This weekend marks the return of the BetMGM Poker Championship to the Aria in Las Vegas amid the excitement of the Aria Poker Classic. It's the second iteration of the BetMGM Poker Championship, and it was announced in March, and this year it includes two special events -- a mystery-bounty tourney beginning on Thursday, June 8, and the $3,500 BetMGM Poker Championship itself, which starts on Friday, June 9 and runs through Tuesday, June 13.
The Championship's final table will be filmed in the PokerGO Studio that sits just outside the Aria's front doors, and the finalists will have to survive a talented field that's likely to be twice the size of the event's 2022 debut. Last year's event carried a $1 million guarantee, and that's been doubled to $2 million this time around.

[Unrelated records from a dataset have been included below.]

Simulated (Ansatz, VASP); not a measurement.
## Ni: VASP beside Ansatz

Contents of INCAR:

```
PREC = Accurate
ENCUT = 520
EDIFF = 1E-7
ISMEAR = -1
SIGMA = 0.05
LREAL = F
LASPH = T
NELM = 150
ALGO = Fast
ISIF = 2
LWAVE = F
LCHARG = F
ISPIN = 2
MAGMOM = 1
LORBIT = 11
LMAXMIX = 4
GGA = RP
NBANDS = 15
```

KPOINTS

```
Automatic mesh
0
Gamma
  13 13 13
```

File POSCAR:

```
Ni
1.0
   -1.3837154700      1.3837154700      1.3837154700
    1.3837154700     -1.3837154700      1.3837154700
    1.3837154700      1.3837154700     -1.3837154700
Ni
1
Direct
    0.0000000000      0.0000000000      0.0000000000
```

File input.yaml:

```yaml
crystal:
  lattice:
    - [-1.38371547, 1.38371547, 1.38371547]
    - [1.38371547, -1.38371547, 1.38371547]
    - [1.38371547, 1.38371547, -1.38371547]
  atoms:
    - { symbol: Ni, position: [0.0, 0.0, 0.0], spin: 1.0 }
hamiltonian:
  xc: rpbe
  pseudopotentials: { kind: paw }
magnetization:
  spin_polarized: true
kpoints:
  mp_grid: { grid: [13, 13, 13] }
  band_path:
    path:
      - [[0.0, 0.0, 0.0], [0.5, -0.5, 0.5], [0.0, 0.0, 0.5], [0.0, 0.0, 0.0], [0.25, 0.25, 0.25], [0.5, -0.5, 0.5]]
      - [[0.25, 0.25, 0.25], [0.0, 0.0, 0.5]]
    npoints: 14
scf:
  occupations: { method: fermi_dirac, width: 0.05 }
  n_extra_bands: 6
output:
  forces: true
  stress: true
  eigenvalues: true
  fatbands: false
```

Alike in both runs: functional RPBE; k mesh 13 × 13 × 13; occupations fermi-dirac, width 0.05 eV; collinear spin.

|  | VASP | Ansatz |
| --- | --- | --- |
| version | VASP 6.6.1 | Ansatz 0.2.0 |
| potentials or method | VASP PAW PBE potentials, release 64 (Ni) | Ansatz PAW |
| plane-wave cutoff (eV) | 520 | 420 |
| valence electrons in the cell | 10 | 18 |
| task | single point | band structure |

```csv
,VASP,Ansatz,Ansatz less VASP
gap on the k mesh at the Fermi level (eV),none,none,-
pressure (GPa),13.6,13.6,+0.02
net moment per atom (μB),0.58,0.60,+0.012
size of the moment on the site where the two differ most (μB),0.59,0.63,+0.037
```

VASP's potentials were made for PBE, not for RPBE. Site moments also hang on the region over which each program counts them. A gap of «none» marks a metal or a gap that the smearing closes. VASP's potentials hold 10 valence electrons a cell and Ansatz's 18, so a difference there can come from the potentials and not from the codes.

Part of the expected record turnout for 2023 is an increased focus on sending online qualifiers to the Aria for the Championship. BetMGM Senior Manager of Poker Marketing Will O'Connor detailed the expansion to PokerOrg in this way: "We're going to be sending in total about 148 players to the property that'll be playing in the championship." Then O'Connor added, "And the mystery bounty," as online qualifiers also receive a free entry into Thursday's $800 preliminary event.
A 'marked improvement' from 2022
O'Connor and BetMGM brand ambassador Darren Elias were on hand Tuesday during an informal online media scrum to discuss the upcoming mini-series, Elias's own poker background, and a handful of other topics during a loosely formatted chat. The focus, of course, is the upcoming BetMGM Poker Championship, which O'Connor described as a "marked improvement" from last year's debut effort.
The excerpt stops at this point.